Uh, nope you haven't. You've shown some numbers without context, and even those numbers are sketchy because of the factors I cited.
 
I don't care when your ancestors came. That they came at all is the problem--if they weren't Native Americans then they were thieves and/or the receivers of stolen goods, and so are you.
Strangely, I suspect if all us thieving Americans went back to Tanzania and settled in the only place we came from that we didn't "steal" from someone else, we'd still be accused of stealing it from the people who live there today.

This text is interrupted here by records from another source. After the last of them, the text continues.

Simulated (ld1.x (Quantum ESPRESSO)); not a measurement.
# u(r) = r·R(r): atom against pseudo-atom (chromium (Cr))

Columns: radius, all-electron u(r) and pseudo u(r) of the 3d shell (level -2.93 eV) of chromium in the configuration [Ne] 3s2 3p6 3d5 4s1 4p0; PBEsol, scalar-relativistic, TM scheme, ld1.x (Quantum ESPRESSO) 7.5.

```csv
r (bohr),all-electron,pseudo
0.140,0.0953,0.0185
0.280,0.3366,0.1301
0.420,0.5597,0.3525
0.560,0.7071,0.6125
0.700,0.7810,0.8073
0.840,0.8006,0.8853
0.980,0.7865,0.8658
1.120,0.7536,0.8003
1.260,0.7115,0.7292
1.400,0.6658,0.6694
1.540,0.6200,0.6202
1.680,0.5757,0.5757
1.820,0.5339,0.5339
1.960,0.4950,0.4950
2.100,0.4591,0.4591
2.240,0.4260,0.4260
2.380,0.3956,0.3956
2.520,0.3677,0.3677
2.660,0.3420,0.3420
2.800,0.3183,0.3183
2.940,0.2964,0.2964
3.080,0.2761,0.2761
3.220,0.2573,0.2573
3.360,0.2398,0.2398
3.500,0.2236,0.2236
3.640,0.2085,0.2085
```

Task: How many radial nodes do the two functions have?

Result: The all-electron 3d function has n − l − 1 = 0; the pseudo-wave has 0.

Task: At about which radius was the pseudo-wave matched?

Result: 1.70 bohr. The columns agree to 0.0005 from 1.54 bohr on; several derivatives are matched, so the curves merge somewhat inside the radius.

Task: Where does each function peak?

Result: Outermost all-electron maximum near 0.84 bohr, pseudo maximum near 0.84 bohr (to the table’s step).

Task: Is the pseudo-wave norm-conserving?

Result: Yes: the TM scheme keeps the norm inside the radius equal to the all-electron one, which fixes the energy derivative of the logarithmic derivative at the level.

Where can I live, under your silly idea, where I'm not a thief?
 
And at this point I think it should be made clear that the removals should be for the simple act of being in the US illegally, because no one's suggesting that criminals should be allowed to stay, right
I see it more as a comparitive cost analysis. How much do illegal aliens actually cost the US by using social services such as education, emergency rooms, etc versus how much will it cost us to increase enforcement to find and remove people who, other than being here without proper documentation, have violated no laws.

The fact is, once we have apprehended somebody for another crime, the additional costs of removal are comparable to incarceration, possibly even less. Therefore, if the arrested criminal is not here legally, it makes financial sense to remove them. However, increased enforcement of immigration to remove otherwise law-abiding illegals might end up costing us more than allowing them to stay.
 
So the original question is still lacking an answer. How often does removal happen compared to how many parents of US citizens are encountered?

No, the original question was: Should we amend the 14th Amendment to prevent Anchor Babies?

Which led to the obvious question: how many "anchor babies" are there?

So far, there has been no evidence provided that they exist. They appear to be a fiction of the conservative narrative. So, we have people trying to amend the Constitution to solve a problem that they made up. What about the real problems? Like the monsters under my daughter's bed, what will the GOP do about that!

The fact that the government does not deport/remove every illegal immigrant it comes into contact with is a red herring in this debate. I know you didn't start the conversation down that path, but it is tangentially related at best.
 
Uh, nope you haven't. You've shown some numbers without context, and even those numbers are sketchy because of the factors I cited.

Okay, do you have any numbers that we can take a look at? If you have any numbers that show that illegal immigrants are using "anchor babies" to stay in the country I really would like to see them.